Why has Rashtriya Swayamsevak Sangh Chief Mohan Bhagwat decided to postpone the Ram Mandir stir to after the Lok Sabha polls?
After announcing the sudden shift in strategy through the Vishwa Hindu Parishad,Bhagwat has endorsed this within 24 hours, maintaining that the threatened Ayodhya agitation will be postponed till after the elections as he does not want to reduce it now to a “petty election issue.”
This is a major indication of the politics within the Sangh family, with individuals now pitted against each other in the run up to the general elections.
There is a clash between Prime Minister Narendra Modi and the RSS over the post election scenario that also holds the actual reason why the RSS has backed off from what had become a high voltage campaign over the past months for the construction of the Ram temple at Ayodhya.

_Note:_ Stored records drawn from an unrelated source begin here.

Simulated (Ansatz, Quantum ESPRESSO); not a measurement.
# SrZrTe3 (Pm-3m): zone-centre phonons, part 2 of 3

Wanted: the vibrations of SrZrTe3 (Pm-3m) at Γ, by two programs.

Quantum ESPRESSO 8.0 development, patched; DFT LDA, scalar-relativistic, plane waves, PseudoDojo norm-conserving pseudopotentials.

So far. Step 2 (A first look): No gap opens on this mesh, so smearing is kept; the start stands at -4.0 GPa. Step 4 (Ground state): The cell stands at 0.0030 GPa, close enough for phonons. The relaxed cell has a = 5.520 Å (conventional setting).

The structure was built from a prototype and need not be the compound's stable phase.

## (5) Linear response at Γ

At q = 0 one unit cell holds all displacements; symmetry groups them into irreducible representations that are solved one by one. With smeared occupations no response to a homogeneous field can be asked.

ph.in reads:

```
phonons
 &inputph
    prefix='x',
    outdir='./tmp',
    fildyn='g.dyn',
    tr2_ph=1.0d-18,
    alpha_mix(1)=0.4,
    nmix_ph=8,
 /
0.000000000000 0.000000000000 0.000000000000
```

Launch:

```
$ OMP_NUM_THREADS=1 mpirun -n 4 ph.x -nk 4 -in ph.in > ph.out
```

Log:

RSS functionaries and its affiliates had been running a strong campaign for the temple to the point of warning the courts that they should intervene between people and their faith. PM Modi had also been targeted by some, including NDA ally Shiv Sena, for not listening to the voice of people and moving for an Ordinance or a law to enable the construction of the temple at Ayodhya.
Significantly no sooner had the central government moved to legally try and get back the tract of land under its ownership at Ayodhya, the VHP in a volte face announced that the stir had been deferred. And Bhagwat followed with an assertion that the agitation would resume after the elections—he did not state a date— regardless of which party came to power.
In what promises to be tough days ahead, the dispute between PM Modi and the RSS over the post poll strategy is spilling out into the open. Well placed sources told The Ciitzen that the RSS was almost certain that the Modi and BJP President Amit Shah who have never really endeared themselves to Nagpur, will not just fall short of the majority of 272 seats in the Lok Sabha polls, but could drop even below the 200 mark. If that happnes, the sources said, the Prime Minister would require at least 80 seats to get the tally to form the government, and this number would come from the regional allies and opposition parties.
The RSS has had talks with a number of regional parties and allies with the consensus that they would be willing to support a BJP government with a leader other than Narendra Modi. Some of this had been reported earlier in The Citizen (RSS-Plan-B-for-2019-Lok-Sabha-Polls-Gadkari-Instead-of-Modi) with the RSS said to be quietly backing Union Minister and former BJP President Nitin Gadkari for the post.
Regional ally in Maharashtra, the Shiv Sena has mounted an almost personalised campaign against Narendra Modi, and is open about its intention to support any candidate other than him in a post poll coalition government. The Asom Gana Parishad that has moved out of the alliance because of the deeply controversial Citizenship(Amendment)Bill brought in by the current government and pursued strongly by the Prime Minister, has reportedly made it clear that it can be counted to be part of a BJP led alliance with a new leader at the helm.
The RSS has met and discussed the post poll scenario with regional leaders who are currently opposing the BJP, but have been in the NDA governments earlier. The list of the regional parties that have broken bread with the BJP in the past include Trinamool Congress, DMK, Biju Janata Dal, Telugu Desam, National Conference, Indian National Lok Dal, Rashtriya Lok Dal. Bahujan Samaj Party had supported from outside. The Samajwadi party and Rashtriya Janata Dal along with the Left and the Congress are the only two parties that have not directly entered into coalitions with the BJP.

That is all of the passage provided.